The deal, says BMW spokesman Hubert Bergmann, is better than the company could have gotten anywhere else in Europe. And it’s clearly good for Leipzig and surrounding towns, which stand to gain some 11,000 new jobs when the plant opens in 2005. Perhaps most important, it’s a sign of good news for eastern Germany as a whole. The former German Democratic Republic still suffers from the legacy of half a century of communist mismanagement, despite half a trillion euros in reconstruction subsidies. Unemployment is more than twice the national average, and incomes are lower. But as the example of BMW shows, there are cases where the east is working–and that’s often in places that are conspicuously more business friendly than in Germany’s west.

Think of them as oases of economic modernity, islands of corporate independence where local officials, workers and union leaders are willing to bend (or even ignore) the thousands of pages of rules and regulations that trammel businesses in the rest of the country. It’s a spirit of rebelliousness that you don’t often find in Germany’s consensus-driven society, and Wolfgang Heinze, for one, considers himself something of a guerrilla in an emerging movement. “We east Germans didn’t launch a revolution against communism just to get make-work jobs, 100 percent sick pay and big welfare checks,” says the general manager of the Dresden subsidiary of Southwall Technologies in Palo Alto, California. Along with other area business leaders, he’s helped spearhead a push for change. East German shopkeepers are flouting Germany’s famously antiquated store-opening laws, which force businesses to close at 4 p.m. on Saturdays and stay shut on Sundays. Town mayors desperate for investment often see to it that new businesses quickly get their permits, instead of getting entangled in western-style red tape that can put new businesses on hold for months if not years.

And across the old east, workers are changing their attitudes. With 90 percent of them no longer doing the job they had before unification, they’ve developed an adaptability and can-do outlook that’s often lacking in the west. They’re willing to work longer, and for less money, and they don’t care much for the Wessi union activists who come in and try to keep them from doing that. Hourly labor costs average 36 percent less than western Germany’s, and easterners work 1,725 hours a year versus 1,592 in the west. Small wonder that companies like AMD and Fujitsu, Porsche and General Motors have invested billions in the east.
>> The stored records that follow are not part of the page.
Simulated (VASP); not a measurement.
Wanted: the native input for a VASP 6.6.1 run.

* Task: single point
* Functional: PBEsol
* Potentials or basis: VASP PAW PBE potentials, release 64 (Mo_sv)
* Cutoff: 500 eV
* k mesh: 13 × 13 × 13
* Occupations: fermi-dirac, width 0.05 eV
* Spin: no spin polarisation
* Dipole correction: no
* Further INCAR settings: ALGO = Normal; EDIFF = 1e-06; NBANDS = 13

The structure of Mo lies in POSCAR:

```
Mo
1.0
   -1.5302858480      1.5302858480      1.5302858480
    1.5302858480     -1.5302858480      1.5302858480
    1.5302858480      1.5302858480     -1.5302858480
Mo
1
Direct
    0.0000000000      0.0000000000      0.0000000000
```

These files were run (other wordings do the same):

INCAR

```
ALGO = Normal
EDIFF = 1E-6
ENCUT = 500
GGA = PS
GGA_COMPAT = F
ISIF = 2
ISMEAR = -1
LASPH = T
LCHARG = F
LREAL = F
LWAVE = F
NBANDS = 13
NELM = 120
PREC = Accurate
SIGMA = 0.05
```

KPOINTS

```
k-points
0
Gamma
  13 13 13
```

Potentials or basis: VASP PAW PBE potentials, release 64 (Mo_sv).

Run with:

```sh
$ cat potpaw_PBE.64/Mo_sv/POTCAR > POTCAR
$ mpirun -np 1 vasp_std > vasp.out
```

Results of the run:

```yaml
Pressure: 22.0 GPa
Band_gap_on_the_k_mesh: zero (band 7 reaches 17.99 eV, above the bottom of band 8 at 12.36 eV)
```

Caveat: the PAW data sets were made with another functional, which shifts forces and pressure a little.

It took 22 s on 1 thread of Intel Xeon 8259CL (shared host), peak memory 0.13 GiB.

It’s telling that, instead of encouraging such healthy developments, the country’s mostly western bureaucrats seem determined to snuff them out. Last year, to cite but one example, regulators drafted a law that would have obliged eastern construction companies to pay the same wages as their western competitors. It was blocked, at the last minute, after harsh protest from east German politicians and business leaders, who rightly foresaw that it would put thousands of their workers out of jobs. “Virtually all of the western bureaucracy has now made it to the east,” complains Udo Ludwig, economist at the Institute for Economic Research in the eastern city of Halle. That’s a bad sign. After a decade of making Ossis copy the west, perhaps it’s time for Wessis to start learning from the east.